Hercule Poirot will soon be 100 – or rather, since he was basically retired when he started his English-language career, I suppose he'll be well over 150. The Belgian sleuth first appeared in The Mysterious Affair at Styles (1920), which has long been in the public domain and is thus free on several e-book platforms. I figured I'd read it, in the interests of completism and being lulled to sleep at night.

Styles is an archetypal murder mystery. A country house, a wealthy testatrix with a penchant for changing her will, various wannabe heirs at one another's throats, a gold-digging new husband, our narrator Hastings in the midst of it all, and nearby, without the slightest attempt at plausibility, a semi-retired Belgian master detective.
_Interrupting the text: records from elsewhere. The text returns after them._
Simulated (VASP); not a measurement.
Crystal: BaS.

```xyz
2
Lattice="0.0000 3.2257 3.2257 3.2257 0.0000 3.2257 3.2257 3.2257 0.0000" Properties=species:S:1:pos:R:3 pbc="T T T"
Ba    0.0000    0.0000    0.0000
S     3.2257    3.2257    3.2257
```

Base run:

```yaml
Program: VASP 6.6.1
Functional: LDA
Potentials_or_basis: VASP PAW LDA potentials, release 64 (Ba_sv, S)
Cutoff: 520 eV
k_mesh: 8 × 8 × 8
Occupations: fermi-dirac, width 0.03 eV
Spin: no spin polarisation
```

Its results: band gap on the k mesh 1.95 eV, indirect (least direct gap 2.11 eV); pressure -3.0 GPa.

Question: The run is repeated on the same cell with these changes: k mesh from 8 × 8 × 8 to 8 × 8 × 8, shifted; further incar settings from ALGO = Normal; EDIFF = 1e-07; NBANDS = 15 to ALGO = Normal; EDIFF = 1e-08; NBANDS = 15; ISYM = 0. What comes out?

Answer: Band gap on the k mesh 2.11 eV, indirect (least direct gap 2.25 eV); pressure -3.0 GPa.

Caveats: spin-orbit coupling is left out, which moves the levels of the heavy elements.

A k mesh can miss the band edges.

When Mrs. Inglethorp collapses from a fatal dose of strychnine, things don't look good for said gold-digging Mr. Inglethorp. But everybody else in the house seems to have a motive for the murder, including two stepsons, the wife of one of them, loyal retainers, and a sinister expert on strychnine who (as Christie's persistent anti-Semitism prompts Hastings to inform us) is an adventuring Jew.

Poirot, as is sometimes his wont, seems to pay little attention to the maelstrom of motives, which in any case is so overdetermining as to throw little light on the case. Instead he begins to examine a set of clues that include coffee cups, cocoa cups, candle-grease stains, jimmied coffres-forts, strychnine vials, pantomime beards, and scraps of green fabric torn from women's clothing. Poirot's solution to the mystery involves a concatenation of poisons, traces, plots, counter-plots, and precise timing that is all frankly somewhat insane. At one point, to steady his nerves, the great Belgian starts building a house of cards. He does this apparently just to annoy Hastings, but it's an emblematic moment. The Poirot solution to many a murder case reads like a verbal house of cards. The slightest miscalculation will send it toppling. But he, Hercule Poirot, never miscalculates.

The characters are forgettable, the ideologies dubious, the plot absurd, and the Poirot series would get a lot better, but The Mysterious Affair at Styles remains readable enough after a century. Many another best-seller from the period has passed beyond the bounds of bearability, so that's saying quite a lot.

Christie, Agatha. The Mysterious Affair at Styles. 1920. Amazon Classics, n.d. Kindle Edition.